@d0paminedriven/metadata

v6.0.1

Published

7 months ago

convenient metadata extraction helpers

Downloads

126

0High
0Medium
0Low

d0paminedriven

@d0paminedriven/metadata

Extract - Full-featured Remote URL/Buffer extractor with network capabilities (Node.js/Server-side first) → isomorphic by design (edge cases being handled as they emerge)
ExtractClient - Client-side extractor for synchronous buffer processing (Browser-friendly) → all the same metadata with no remote fetching capabilites

Lightweight, zero‑native metadata extraction for images and documents. Designed to be fast, safe, and “header‑first” so you can classify and preview files without downloading entire objects.

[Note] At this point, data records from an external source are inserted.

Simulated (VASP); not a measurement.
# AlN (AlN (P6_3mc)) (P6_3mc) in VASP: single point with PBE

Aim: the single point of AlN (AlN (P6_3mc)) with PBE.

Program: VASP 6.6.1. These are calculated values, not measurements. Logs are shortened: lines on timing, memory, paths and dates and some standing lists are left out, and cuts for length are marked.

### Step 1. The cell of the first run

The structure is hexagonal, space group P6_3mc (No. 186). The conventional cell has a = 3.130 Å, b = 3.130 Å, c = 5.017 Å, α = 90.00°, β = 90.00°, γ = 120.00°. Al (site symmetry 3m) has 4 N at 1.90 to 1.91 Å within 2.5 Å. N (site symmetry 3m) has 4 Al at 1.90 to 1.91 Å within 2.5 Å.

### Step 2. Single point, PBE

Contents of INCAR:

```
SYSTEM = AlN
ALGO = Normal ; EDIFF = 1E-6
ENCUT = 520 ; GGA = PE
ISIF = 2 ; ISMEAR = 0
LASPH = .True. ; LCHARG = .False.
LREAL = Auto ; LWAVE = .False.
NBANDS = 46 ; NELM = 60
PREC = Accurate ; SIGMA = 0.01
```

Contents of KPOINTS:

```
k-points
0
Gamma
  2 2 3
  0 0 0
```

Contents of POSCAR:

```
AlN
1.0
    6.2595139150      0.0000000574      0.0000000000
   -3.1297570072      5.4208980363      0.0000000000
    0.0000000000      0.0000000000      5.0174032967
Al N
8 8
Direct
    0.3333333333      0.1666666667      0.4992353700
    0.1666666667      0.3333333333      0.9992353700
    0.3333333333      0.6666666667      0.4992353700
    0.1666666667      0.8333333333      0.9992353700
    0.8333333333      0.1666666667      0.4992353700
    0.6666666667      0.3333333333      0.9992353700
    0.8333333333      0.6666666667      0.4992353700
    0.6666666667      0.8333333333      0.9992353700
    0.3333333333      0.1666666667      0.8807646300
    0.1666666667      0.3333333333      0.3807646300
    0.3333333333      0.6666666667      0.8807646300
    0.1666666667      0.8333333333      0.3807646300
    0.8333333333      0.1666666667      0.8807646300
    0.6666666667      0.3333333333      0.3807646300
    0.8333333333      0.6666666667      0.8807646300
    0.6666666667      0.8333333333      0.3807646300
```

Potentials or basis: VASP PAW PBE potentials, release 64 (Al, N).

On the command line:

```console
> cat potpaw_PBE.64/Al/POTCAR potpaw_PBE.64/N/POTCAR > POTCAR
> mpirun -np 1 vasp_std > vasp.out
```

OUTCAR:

Minimal bytes fetched (range requests, idle and deadline guards)
Hardened against slow/origin issues with quarantining and optional CDN origin fallbacks
Works with Buffers or remote URLs
Rich, typed results for common image and office/PDF formats

Features

Image formats: PNG (incl. iTXt, sRGB/ICC), JPEG (EXIF orientation/date, ICC), WebP (VP8/VP8L/VP8X, animation), GIF (frame count), BMP, AVIF (ispe, XMP), ICO (largest entry), TIFF (classic), HEIC/HEIF (ISOBMFF)
Documents: PDF (version, pages, linearization, encryption, text preview, dates via Info and XMP), DOCX/PPTX/XLSX (core/app props, slides/sheets, quick preview), RTF, plain text and common code/data files
Remote fetch strategy that never blocks the batch: probes first, ranges when possible, streams minimal data otherwise
Typed return shapes and small helpers for reuse via mixins

Install

Use your workspace package manager:

pnpm add @d0paminedriven/metadata
# or
npm i @d0paminedriven/metadata
# or
yarn add @d0paminedriven/metadata

Quick Start

Classify any URL or Buffer and get a unified, typed result:

import { Extract } from "@d0paminedriven/metadata";

const extract = new Extract({ debug: false });

// From a remote URL
const result1 = await extract.extractRemote(
  "https://cdn.example.com/path/to/file.pdf",
  96 * 1024 // optional head size to fetch/analyze
);

// From a Buffer
const fileBuffer = await fs.promises.readFile("./sample.jpeg");
const result2 = await extract.extractRemote(fileBuffer);

if (result1.type === "IMAGE") {
  console.log(result1.width, result1.height, result1.format);
} else {
  console.log(result1.format, result1.pageCount, result1.textPreview);
}

Update: Buffer byteSize Parity

Fix: extractRemote(Buffer) now sets byteSize to the detected total size (the Buffer length), matching how remote URLs report total size via Content-Length/Content-Range.
Result: URL and Buffer inputs now return consistent byteSize values across images and documents.

Example parity check:

const extract = new Extract();
const url = "https://assets.example.com/1758473273940-dogespace.jpg";
const r1 = await extract.extractRemote(url, 96 * 1024);
const buf = await fs.promises.readFile("src/test/local/1758473273940-dogespace.jpg");
const r2 = await extract.extractRemote(buf);
console.log(r1.byteSize, r2.byteSize); // identical

When To Use Which API

Unified flow for URLs or Buffers: new Extract(opts).extractRemote(source, size?, timeout?)
Images only (Buffer input): new ImgMetadataExtractor().getImageSpecsWorkup(buffer, size?)
Documents only (Buffer input): new DocMetadataExtractor().getDocumentSpecsWorkup(buffer, mime, filename?)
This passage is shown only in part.